While it seems fairly straightforward, the actual mechanics of BendDAO’s liquidation and auction structure turn out to be quite complicated. It would take a lot more time and effort to understand BendDAO than is allocated to a typical briefing, so those interested in how it works can check out their docs. Suffice to say, it involves a lot of in-house mathematics used to calculate the “health factors” of the NFTs posted as collateral, which is the central concept in determining liquidations. There are even more complex features as well, including the ability to partially purchase an NFT with a down payment while executing a flash loan on AAVE to cover the rest.
With that complexity comes a heightened level of risk, of course, and high-risk projects in the crypto space seem to have a reliable propensity for imploding spectacularly. As we reported this morning, BendDAO experienced a “bank run” this weekend as several of the NFTs collateralized on its platform either neared or sank below their liquidation threshold. What’s worse, however, is that there seem to be no bidders on the NFTs that have gone to auction, which are required to go for at least the amount of the principal loaned against them.
So things are not going well for BendDAO, and—at the risk of venturing a judgmental opinion—it comes as little surprise. Collateralized loans tend to work well when the collateral is a hard asset with predictable value; images of cartoon artworks that derive their value strictly from the demands of a speculative marketplace, it turns out, are not such hard assets. It may be a controversial opinion, but I think it’s arguable whether or not they should be called “assets” at all.
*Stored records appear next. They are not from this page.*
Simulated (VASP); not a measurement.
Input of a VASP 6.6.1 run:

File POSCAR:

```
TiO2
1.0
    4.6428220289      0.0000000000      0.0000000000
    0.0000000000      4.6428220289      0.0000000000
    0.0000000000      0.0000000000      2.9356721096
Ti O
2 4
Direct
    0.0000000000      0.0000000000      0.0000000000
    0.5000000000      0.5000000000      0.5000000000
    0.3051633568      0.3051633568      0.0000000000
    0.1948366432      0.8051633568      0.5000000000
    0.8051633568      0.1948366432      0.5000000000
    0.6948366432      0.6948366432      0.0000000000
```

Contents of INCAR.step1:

Look, I get it—the driving force behind the crypto industry is that we have a profoundly novel technology with which we can do all kinds of new and exciting things. But as with anything new and exciting, it’s also easy to get carried away. The fact that developers can write code that makes it possible to collateralize a loan with a digital asset is interesting, innovative, and worth experimenting with. But charging full steam ahead by letting users pump tons of money into the protocol was probably a mistake.
Disclosure: At the time of writing, the author of this piece owned ETH and several other cryptocurrencies.